Skip to content

Horizontal Pod Autoscaler: Deep Dive

This document explains how the HPA scaling algorithm works, why resource requests are essential, and when to tune stabilization windows and scaling policies. It connects the demo manifests to the metrics pipeline and production autoscaling patterns.


The HPA controller runs a control loop every 15 seconds (configurable via --horizontal-pod-autoscaler-sync-period). On each iteration, it:

  1. Fetches current metric values for all pods in the target workload.
  2. Computes the desired replica count.
  3. Scales the target if the desired count differs from the current count.

The core formula:

desiredReplicas = ceil(currentReplicas * (currentMetricValue / desiredMetricValue))
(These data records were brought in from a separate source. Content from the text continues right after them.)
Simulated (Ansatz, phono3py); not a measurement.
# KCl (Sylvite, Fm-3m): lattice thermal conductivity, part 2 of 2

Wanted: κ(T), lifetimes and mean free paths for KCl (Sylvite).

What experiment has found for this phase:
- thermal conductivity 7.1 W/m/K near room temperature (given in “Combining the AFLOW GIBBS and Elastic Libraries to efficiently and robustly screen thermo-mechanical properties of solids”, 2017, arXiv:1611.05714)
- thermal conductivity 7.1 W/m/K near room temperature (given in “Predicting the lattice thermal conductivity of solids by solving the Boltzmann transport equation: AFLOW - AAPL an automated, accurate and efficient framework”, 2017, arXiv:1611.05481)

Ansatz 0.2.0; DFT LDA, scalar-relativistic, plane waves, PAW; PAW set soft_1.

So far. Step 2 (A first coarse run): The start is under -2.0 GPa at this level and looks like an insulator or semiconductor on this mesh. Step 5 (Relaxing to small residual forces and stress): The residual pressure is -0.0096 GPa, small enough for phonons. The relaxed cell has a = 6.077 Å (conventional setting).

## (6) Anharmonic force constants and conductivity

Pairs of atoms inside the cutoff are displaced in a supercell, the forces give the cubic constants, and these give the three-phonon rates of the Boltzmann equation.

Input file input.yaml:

The demo’s HPA targets 50% CPU utilization:

apiVersion: autoscaling/v2
kind: HorizontalPodAutoscaler
metadata:
name: cpu-burner
namespace: hpa-demo
spec:
scaleTargetRef:
apiVersion: apps/v1
kind: Deployment
name: cpu-burner
minReplicas: 1
maxReplicas: 10
metrics:
- type: Resource
resource:
name: cpu
target:
type: Utilization
averageUtilization: 50
behavior:
scaleDown:
stabilizationWindowSeconds: 60

If the single pod is using 100% CPU against a target of 50%:

desiredReplicas = ceil(1 * (100 / 50)) = ceil(2.0) = 2

The HPA scales from 1 to 2 replicas. After scaling, if each of the 2 pods uses 50%, the ratio is 1.0 and no further scaling occurs.

If load increases and both pods hit 90%:

desiredReplicas = ceil(2 * (90 / 50)) = ceil(3.6) = 4

The HPA jumps to 4 replicas. The ceil() function always rounds up, biasing toward over-provisioning rather than under-provisioning.

The HPA does not scale for small deviations. There is a default tolerance of 10% (--horizontal-pod-autoscaler-tolerance=0.1). If the ratio of current to desired metric value is within 0.9 to 1.1, no scaling action occurs. This prevents flapping on minor fluctuations.

When multiple metrics are configured, the HPA computes the desired replica count for each metric independently and takes the maximum. This ensures the workload has enough capacity for the most demanding metric.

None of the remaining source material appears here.